Dominica feels like home

     

Our trip heading home started very appropriate with Dominica, which already feels like home. Such a big difference with Guadeloupe! We were welcomed as old friends. The garbageman who paddles by every morning on his surfboard asked where we had been and JW answered: “Guadeloupe, but it is not as nice as Dominica, too many white people probably on holiday”. His reply: “Yeah, but if you look in their eyes they are still working”. A razor-sharp observation.

We were lucky as we arrived at the opening of Carnival, starting in two weeks. A parade through the village lead by various sponsor wagons with the local beerbrand Kubuli in front. The principal act were the Africulture Walkers, stiltwalkers in fact. Their performance was incredible with their flexible movements, dancing and jumping and as it is so naturally unnatural that it was also a bit scary. On the end of the line there was a truck with deafening music. The band was indefatigable and constanly stirred up and stimulated the crowd. Everyone was dancing, well, except JW as he had to hold P’s bag. Enjoy the party in the movie.
Film opening Carnival Dominica (9.57 Mb)

We have fallen completely in love with Dominica so we rented a small jeep again. We were treated like regular customers so we got discount AND profile on the tyres this time. First we drove the coastal road to the north point, surprisingly rough with sharp and steep bends where hooting the horn is almost obligatory. Tanetane bay is breathtakingly prettyi and a good reason for a stop to look at the busy fishermen and chat with the locals.

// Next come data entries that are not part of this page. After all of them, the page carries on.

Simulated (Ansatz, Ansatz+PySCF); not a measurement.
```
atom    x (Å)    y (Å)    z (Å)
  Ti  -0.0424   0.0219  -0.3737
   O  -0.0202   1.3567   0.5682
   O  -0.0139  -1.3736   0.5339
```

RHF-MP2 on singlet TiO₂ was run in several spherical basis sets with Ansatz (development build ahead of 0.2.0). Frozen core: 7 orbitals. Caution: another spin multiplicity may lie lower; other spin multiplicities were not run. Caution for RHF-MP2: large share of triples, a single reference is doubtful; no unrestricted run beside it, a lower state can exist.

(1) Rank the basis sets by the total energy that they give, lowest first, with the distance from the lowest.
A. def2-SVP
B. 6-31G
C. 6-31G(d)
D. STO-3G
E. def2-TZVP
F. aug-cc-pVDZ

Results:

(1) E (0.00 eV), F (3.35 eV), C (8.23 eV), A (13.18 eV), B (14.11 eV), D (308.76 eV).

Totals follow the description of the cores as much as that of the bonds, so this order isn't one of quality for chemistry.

In Europe, there are many things people don't talk about. But in Dominica the people are not ashamed of themselves or shy and you can just ask someone like Jerryl, who sits in a wheelchair with two amputated legs, what is the matter with him. In fact they might consider it worse if you don't ask, as human interest is much appreciated. Dominicans are extremely communicative. Wherever you go, they want to make conversation; ask where you come from and what you think of their country and they talk with pride about all the good things of Dominica. The unspoilt nature, the fertile soil, the climate; this country generates healthy people, thus proved by the many “centenarians”. The oldest Dominican ever died recently at the age of 132 and the oldest now alive is 127 years old. The government pays everything for them, even their “supermarket” bill, so getting this old is not really a problem. Tanetane has two centenarians, and neighbouring Cocoyer with its population of only 25 even has one in their midst. They never get out of their homes but neighbours take care of them, as we were told by the proprietress of the only shop in Tanetane.

Next we drove through the crater of Cold Soufrière, which doesn't produce heat but sulphur bubbles as you can see but not smell.
Film sulphur springs Cold Soufrière (3.56 Mb)
This vulcano is monitored permanently as it might become active again.

On the northeast coast we visited a Pirates of the Caribbean location where the stormscenes were filmed. It is funny to notice that in one bay the seas are confused and break on the rocks, and in the next bay the sea peacefully ripples on the sand.

We returned through the Carib territory, zigzag through the rainforest passing many scenic little homes and huts. and
We concluded the day on Mero beach again where the liming with the locals is great. They even recognized us, for instance the rastaman with his impressive hairdo of which the cultivation took him fifteen years. And the domino players; playing a heated game and throwing the stones on the table with loud bangs; pokerfaces, the men are having fun. And so do we.

We were careful to be home before sunset, as the inevitable thing happened the day before: Rita fell overboard. We were having dinner inside (!) as it was quite fresh (26°C) and suddenly she sneaked in timidly and soaking wet. The cats had been running and jumping like crazy and apparently she made an unexpected skid on deck. Of course we trained the cats to swim and climb on board, but in our presence and in daytime this is rather different from the same thing without any support in pitch darkness. Hammering little heart, she was shocked indeed and also Roberta was stressed by the event. Perhaps they realized that it could have ended much worse? We hope that from now on they will play less thoughtless, but the chances are poor hearing Wodan and Donar play above our heads on the bimini, which they use as a trampoline.

High time to leave this vulcanic area, because our silver cutlery starts to get tarnished. And Surinam is calling!